People are better at processing bad news when they’re feeling stressed or anxious, according to a study by UCL.
Optimism bias, a natural reaction of some to be drawn to good news rather than bad news, can disappear when people are under pressure or feel threatened, researchers at UCL have found.
Previous research has discovered that people are generally more likely to take information on board and incorporate it into their existing beliefs if it is positive. This level of optimism is generally useful as it helps with motivation.
However, this behaviour can be problematic as it can cause individuals to underestimate serious risks.
A UCL study found that people who felt stress or anxiety were better at dealing with bad news than their more relaxed counterparts but they were still able to respond normally to good news.
The findings help to explain how people benefit from a generally positive way of processing bad news but are able to still be able to take heed of warnings when under pressure.
“Generally, people are quite optimistic – we ignore the bad and embrace the good,” said Dr Tali Sharot, co-lead author of the study.
“And this is indeed what happened when our study participants were feeling calm; but when they were under stress, a different pattern emerged.

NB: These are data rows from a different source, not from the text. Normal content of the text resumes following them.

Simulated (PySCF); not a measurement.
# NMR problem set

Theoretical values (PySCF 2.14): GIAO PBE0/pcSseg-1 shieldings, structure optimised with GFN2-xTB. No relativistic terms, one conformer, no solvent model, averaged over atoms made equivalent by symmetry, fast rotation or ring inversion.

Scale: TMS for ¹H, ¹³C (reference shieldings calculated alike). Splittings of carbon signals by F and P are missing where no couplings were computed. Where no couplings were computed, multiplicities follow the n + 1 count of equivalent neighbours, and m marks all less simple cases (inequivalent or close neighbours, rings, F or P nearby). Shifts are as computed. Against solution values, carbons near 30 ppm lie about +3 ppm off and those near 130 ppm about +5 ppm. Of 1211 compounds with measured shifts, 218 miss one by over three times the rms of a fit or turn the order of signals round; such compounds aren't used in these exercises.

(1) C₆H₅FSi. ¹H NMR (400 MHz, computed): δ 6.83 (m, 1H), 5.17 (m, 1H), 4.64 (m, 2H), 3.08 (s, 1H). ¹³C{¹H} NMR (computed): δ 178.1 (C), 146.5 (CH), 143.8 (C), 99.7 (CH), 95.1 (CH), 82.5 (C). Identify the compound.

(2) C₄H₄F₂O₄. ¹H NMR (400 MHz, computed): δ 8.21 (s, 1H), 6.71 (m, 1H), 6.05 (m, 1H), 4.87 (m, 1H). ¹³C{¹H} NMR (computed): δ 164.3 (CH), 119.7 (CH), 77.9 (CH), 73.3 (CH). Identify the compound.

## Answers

“Under these conditions, they became vigilant to bad news we gave them, even when this news had nothing to do with the source of their anxiety.”
One of the paper’s co-authors, Dr Neil Garrett, likened the process to a switch that “automatically increases or decreases your ability to process warnings in response to changes in your environment.
“Under threat, a stress reaction is triggered and it increases the ability to learn about hazards.”